Mathis, et. al.             Standards Track                     [Page 5]
RFC 2018         TCP Selective Acknowledgement Options      October 1996
   It is very important that the SACK option always reports the block
   containing the most recently received segment, because this provides
   the sender with the most up-to-date information about the state of
   the network and the data receiver's queue.
5.  Interpreting the Sack Option and Retransmission Strategy: Data
   Sender Behavior
   When receiving an ACK containing a SACK option, the data sender
   SHOULD record the selective acknowledgment for future reference.  The
   data sender is assumed to have a retransmission queue that contains
   the segments that have been transmitted but not yet acknowledged, in
   sequence-number order.  If the data sender performs re-packetization
   before retransmission, the block boundaries in a SACK option that it
   receives may not fall on boundaries of segments in the retransmission
   queue; however, this does not pose a serious difficulty for the
   sender.
   One possible implementation of the sender's behavior is as follows.
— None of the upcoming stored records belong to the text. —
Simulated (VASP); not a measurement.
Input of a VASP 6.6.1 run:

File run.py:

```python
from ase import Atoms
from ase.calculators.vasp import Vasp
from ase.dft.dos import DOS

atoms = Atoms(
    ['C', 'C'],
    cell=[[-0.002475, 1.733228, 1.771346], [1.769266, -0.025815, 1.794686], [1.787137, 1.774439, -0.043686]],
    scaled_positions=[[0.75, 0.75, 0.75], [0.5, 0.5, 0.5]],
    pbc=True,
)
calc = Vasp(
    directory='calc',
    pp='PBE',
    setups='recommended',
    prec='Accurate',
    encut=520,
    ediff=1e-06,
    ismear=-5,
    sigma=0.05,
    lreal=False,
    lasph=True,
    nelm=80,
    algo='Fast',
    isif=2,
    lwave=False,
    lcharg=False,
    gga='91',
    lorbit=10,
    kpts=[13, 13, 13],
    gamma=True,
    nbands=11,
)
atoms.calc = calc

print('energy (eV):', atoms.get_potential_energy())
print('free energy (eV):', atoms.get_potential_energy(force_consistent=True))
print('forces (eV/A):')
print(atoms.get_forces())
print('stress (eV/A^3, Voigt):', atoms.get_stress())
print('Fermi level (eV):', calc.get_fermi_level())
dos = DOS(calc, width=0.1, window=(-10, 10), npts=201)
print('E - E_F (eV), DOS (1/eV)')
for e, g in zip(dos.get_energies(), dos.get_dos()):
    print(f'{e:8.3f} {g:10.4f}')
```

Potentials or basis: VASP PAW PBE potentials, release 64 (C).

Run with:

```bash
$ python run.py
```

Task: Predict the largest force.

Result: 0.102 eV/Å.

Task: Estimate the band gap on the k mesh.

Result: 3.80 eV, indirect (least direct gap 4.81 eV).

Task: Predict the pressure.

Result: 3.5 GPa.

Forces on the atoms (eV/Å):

   Let us suppose that for each segment in the retransmission queue
   there is a (new) flag bit "SACKed", to be used to indicate that this
   particular segment has been reported in a SACK option.
   When an acknowledgment segment arrives containing a SACK option, the
   data sender will turn on the SACKed bits for segments that have been
   selectively acknowledged.  More specifically, for each block in the
   SACK option, the data sender will turn on the SACKed flags for all
   segments in the retransmission queue that are wholly contained within
   that block.  This requires straightforward sequence number
   comparisons.
   After the SACKed bit is turned on (as the result of processing a
   received SACK option), the data sender will skip that segment during
   any later retransmission.  Any segment that has the SACKed bit turned
   off and is less than the highest SACKed segment is available for
   retransmission.
   After a retransmit timeout the data sender SHOULD turn off all of the
   SACKed bits, since the timeout might indicate that the data receiver
   has reneged.  The data sender MUST retransmit the segment at the left
   edge of the window after a retransmit timeout, whether or not the
   SACKed bit is on for that segment.  A segment will not be dequeued
   and its buffer freed until the left window edge is advanced over it.
Mathis, et. al.             Standards Track                     [Page 6]
RFC 2018         TCP Selective Acknowledgement Options      October 1996
5.1  Congestion Control Issues
   This document does not attempt to specify in detail the congestion
   control algorithms for implementations of TCP with SACK.  However,
   the congestion control algorithms present in the de facto standard
   TCP implementations MUST be preserved [Stevens94].  In particular, to
   preserve robustness in the presence of packets reordered by the
   network, recovery is not triggered by a single ACK reporting out-of-
   order packets at the receiver.  Further, during recovery the data
   sender limits the number of segments sent in response to each ACK.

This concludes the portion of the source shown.